I prefer the doom 'n' gloomers myself, but only because the dark stuff feels more complete, as if each were a short film soundtrack in its own right, a bleary montage of six to a dozen scenes stitched neatly together.

Opener 'A Room (in Stockholm)' leverages the Scandi-noir aesthetic of its title to great effect, while 'Courting' feels more like a character piece, starring a version of Depeche Mode's Dave Gahan who's been stripped of his stagey narcissism and left with a wry and Luciferian self-loathing. Holding up the middle is 'Drift', an unsettling mix of inner monologues and muted effects pedal freak-outery that puts me in mind of Swans in their more tuneful moments, before the two bright sketches bring us to a close.

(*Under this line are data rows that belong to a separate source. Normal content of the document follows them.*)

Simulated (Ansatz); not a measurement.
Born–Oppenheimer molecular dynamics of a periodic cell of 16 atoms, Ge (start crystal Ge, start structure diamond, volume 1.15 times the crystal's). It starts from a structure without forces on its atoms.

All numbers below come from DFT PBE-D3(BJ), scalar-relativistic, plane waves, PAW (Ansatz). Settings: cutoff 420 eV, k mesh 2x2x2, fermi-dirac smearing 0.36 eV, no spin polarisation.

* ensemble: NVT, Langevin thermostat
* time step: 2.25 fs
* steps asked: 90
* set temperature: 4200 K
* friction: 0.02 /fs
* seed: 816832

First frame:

I think the problem isn't that the sketches are bolted on. It's that they need to be understood in the context of the larger, more connected work whose existence the longer pieces imply. Which is an elaborate way of saying: tell 'em to get on and make a full album, eh?

Paul Graham Raven

Throws

Throws
Full Time Hobby

The last time Tunng co-founders Sam Genders and Mike Lindsay worked together was on 2007’s Good Arrows, the folktronica outfit’s third album. Since then, Tunng have continued without Genders to produce two more full-lengths, paring down the eccentricities of their early output in favour of a more traditional songwriting approach.

Throws sees Genders and Lindsay back together with a new project and an eponymous debut, capturing the cathartic reunion of two former bandmates at it once again. Recorded in Lindsay’s studio in Reykjavík, the album draws inspiration not only from a rekindled musical connection, but also from the surrounding environment. “It’s just in the air,” says Genders, alluding to Iceland’s reputation for providing a certain kind of spiritual stimulation in the creative process.

The music itself is at times reminiscent of Tunng, the rustic and restrained folk of ‘Silence in Between’ and ‘Sun Gun’ offset by the use of synths and other percussive glitches, especially on the super wonky ‘Knife’. Time apart has also broadened the artistic capabilities of at least one half of Throws. Genders’s usually hushed and reserved vocal delivery is given new life on the album. ‘Learn Something’ and ‘High Pressure Front’ see a liberated falsetto take centre stage, especially on the latter’s northern soul-influenced second half, worlds apart from Tunng’s back catalogue. Additional musicians are plucked from Iceland’s musical community, including string quartet and frequent Sigur Rós collaborators Amiina and múm vocalist Sigurlaug Gísladóttir.

While Throws isn’t a game-changer, it is the sound of two people rediscovering their shared musical mojo and having a laugh in the process.

Aidan Daly

Dead Slow Hoot

I Suppose They Were Better Off As Dead
Self Released

Just over halfway through I Suppose They Were Better Off Dead, there’s a short, melancholy whistled solo over a gently strummed guitar. It’s the quietest moment on the record and a very rare moment of stasis in an EP otherwise bristling with energy, yet it’s the ideal point of entry. Immediately evoking the fear and desolation of Morricone’s Old West, it’s a perfect harbinger of the sombre thread that weaves this intriguing, haunting and intelligent EP together.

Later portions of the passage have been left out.